Perhaps better known for its giant cathedral, its large number of pubs, and its Carnival celebration, Cologne is also home to Germany’s biggest female hockey club – the Cologne Brownies. With three teams (which is more than any other female club in the country that competes in a league) the Brownies are unique – and they have big plans to continue to pave the way for female players in the Cologne area.
By January 2017, the Brownies (a name which refers not to the dessert, but to the folkloric creature) aim to join with and compete under a new name – the Cologne Sharks. The Cologne Sharks is both a a big youth hockey club and a men’s team that plays in the Deutsche Eishockey Liga (DEL). This organizational and branding move would likely help the Brownies achieve their main goal – to have their first team promoted to Germany’s top women’s league, the Deutsche Frauen Eishockey Bundesliga.
The Brownies’ three teams are divided by skill level and compete in different regional leagues. The first team plays in the second highest women’s league in the area (Frauen 2. Liga Nord), the second team in the third highest (Frauen Landesliga NRW), and the third team in the fourth highest (Frauen Bezirksliga NRW).
“When you play in the first league most of the people are playing in the national team of Germany and … In each league in Germany, from league to league it’s always a big step,” said the Cologne Brownies’ head coach, René Nosper, who has coached with the club for ten years.
This means that not only could a move up to the top league be challenging, but that the range of skills levels within the Brownies organization is immense. The first team has two members of Germany’s U18 national team – Christina Schwamborn and Naemi Bär – while the third team has beginner players who have only been playing for a few months. The club is large, but a significant portion of the girls are on the third team.
“Most girls which are coming are beginners and they have to start in the third team,” explained Nosper, “and the teams that are one and two are going down, they are getting smaller. There’s 80 members in the club which are able to play in the leagues and that’s a lot, but mostly I go to the games with the first team and second team with 12 or 15 girls.”
While the increase in young girls and women from the Cologne area who are starting to play hockey does not necessarily help the first and second teams in the short term, the continued growth of the organization is still promising.
The biggest challenge by far for the Brownies however is the costs involved with playing on and running a team. Ice times and travel fees are expensive, with players paying at least 600 Euros each a season. This fee would likely increase if the Brownies had a team that was promoted to the top league, but at the same time, joining with the Cologne Sharks could help lessen their financial burdens.
“We have the [jerseys], maybe you get sponsors for the team, so it’s easier to get in the first league,” said Nosper of the possibilities that could arise from joining with the Sharks. “You have sponsors who give you a little bit of money for travelling.”
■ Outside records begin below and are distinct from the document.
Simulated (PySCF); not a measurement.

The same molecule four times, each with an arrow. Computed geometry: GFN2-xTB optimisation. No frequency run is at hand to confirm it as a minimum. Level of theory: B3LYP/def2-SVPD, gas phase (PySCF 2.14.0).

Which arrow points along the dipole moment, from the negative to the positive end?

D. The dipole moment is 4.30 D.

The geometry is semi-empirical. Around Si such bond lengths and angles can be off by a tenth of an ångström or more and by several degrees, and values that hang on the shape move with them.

To join the Deutsche Frauen Eishockey Bundesliga, the Brownies’ first team must not only be able to afford it financially, but they must also finish at the top of their league, something they fell short of last season.
“Last year we were in the semifinals and the first game we won, I think 5-1 … and the second game we lost 6-1, so we went down. A lot of girls were ill, the goalie was injured,” said Nosper. “This year I want to get in the finals and maybe when we win the finals we have to look if we can go in the first league.”
The Brownies’ main competition as they fight for the top spot and the chance to be promoted is Düsseldorf, another club that is also looking to be join Germany’s top league. The Brownies have played Düsseldorf once already this season, beating them 2-1 in an intensely close game.
So what’s next? While the players continue to practice and play games in an effort to finish the season as the number one club, meetings have and will take place to take the steps necessary to make the shift from the Brownies to the Sharks. The Cologne Brownies, which already differs from other female hockey clubs not just in Germany, but in Europe, is a club to watch, as they continue to dream big and lead the way for female hockey in and around Cologne.